The Vicksburg Warren School District is looking at possibly relocating classrooms across the district.

With the addition of multiple pre-K classes to every elementary school except Bowmar, many of the aging buildings are bursting at the seams with students.

This has prompted the school board to start considering their options to ease the burden. The school board authorized a request for qualifications — an RFQ — for organizing community outreach.

“We do a list of qualifications that we are looking for to help us with a project. We put it out, and any company that meets those qualifications and wants to submit a proposal to service us in those areas is what that is,” Shaquita Burke, director of financial operations at VWSD, said. “We’re asking for qualifications for somebody to come in to be able to do community outreaches and do specs on what the community wants to see as far as growth and building improvements.”

Enrollment in VWSD is at 8,265, up by 330 students this year, superintendent Chad Shealy said.

At a called board meeting Thursday, the school board discussed multiple options for utilizing each facility.

“This is a work session to discuss some of the student population issues we have and changes in where people are living in our district,” board president Bryan Pratt said. “If we are going to address these issues, we need to find out what the community wants, find out what we need and find out what our options are.”

Discussion focused on the quality of the facilities and the age of the buildings, many built in the 1950s.

Issues with crumbling running tracks at both high schools, old air conditioning units needing replacement and the inability to implement any more technology because of the amount of energy needed, were all brought up during the hour-long meeting.

“There is not capacity within that building (Warren Central Junior High) to add more to the infrastructure so you can’t throw good money after bad,” Pratt said. “You have to decide at some point in time, do you build a new junior high?”

The choices the board makes will depend on enrollment, economic development, census data and most important, community input.

“Even if we don’t build anything, and we are just moving people around differently, I still want the community’s involvement,” Pratt said. “We need to find out what they think, what they want and also figure out what we can afford.”

The idea of building a new facility or possibly updating an old facility, like the Culkin School, were also options the board contemplated. Adding a second magnet school was an idea Shealy had so the district didn’t have to reject 150 students each year who apply to attend Bowmar.
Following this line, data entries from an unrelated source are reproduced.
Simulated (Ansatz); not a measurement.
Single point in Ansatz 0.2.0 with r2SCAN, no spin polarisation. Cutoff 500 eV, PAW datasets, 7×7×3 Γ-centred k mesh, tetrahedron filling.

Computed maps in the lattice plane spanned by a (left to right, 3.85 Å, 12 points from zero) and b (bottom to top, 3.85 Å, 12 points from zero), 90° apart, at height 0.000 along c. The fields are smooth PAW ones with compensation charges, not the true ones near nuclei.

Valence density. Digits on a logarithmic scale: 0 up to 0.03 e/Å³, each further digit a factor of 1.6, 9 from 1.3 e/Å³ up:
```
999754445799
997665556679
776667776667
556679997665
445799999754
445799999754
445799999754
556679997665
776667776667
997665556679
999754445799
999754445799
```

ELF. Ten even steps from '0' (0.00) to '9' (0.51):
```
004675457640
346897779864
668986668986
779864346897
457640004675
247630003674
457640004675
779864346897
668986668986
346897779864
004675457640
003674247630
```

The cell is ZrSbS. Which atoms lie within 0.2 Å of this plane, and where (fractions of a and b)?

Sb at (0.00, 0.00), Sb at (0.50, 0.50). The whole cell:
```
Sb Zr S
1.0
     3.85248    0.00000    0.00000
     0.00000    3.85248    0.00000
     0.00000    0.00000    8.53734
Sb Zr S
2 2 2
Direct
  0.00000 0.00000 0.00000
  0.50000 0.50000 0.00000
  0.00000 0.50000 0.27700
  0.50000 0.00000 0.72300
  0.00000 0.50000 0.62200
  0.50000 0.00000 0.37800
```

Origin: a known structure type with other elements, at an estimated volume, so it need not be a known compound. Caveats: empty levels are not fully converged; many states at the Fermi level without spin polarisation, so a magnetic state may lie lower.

“I don’t like to say ‘no,’” he said.

Scenarios of separate ninth or sixth-grade academies to free up space in the elementary and high school buildings were brought up by people who have worked with districts across the state that have gone through similar evaluations.

“There are tons of options out there, and all of them don’t end in a bond,” Shealy said.

Board member Jim Stirgus Jr. also said the board needed to take into account having well-rounded student populations at each school when it comes to race. He wanted to make sure schools didn’t inadvertently become more segregated if there is an influx in population because of new job opportunities in the area.

“We may have to rezone,” he said. “When you do that, we’re going to make some people happy, some sad.”

Vicksburg Mayor George Flaggs Jr. also attended the meeting to voice his thoughts.

“I don’t think we can plan for the future unless we plan with the board of education and with the board of supervisors because the common thread is the taxpayers,” Flaggs said. “I’m here to make certain whatever plan we are trying to prepare for the future, that it does include growth. There is a collaboration between good schools and good roads.”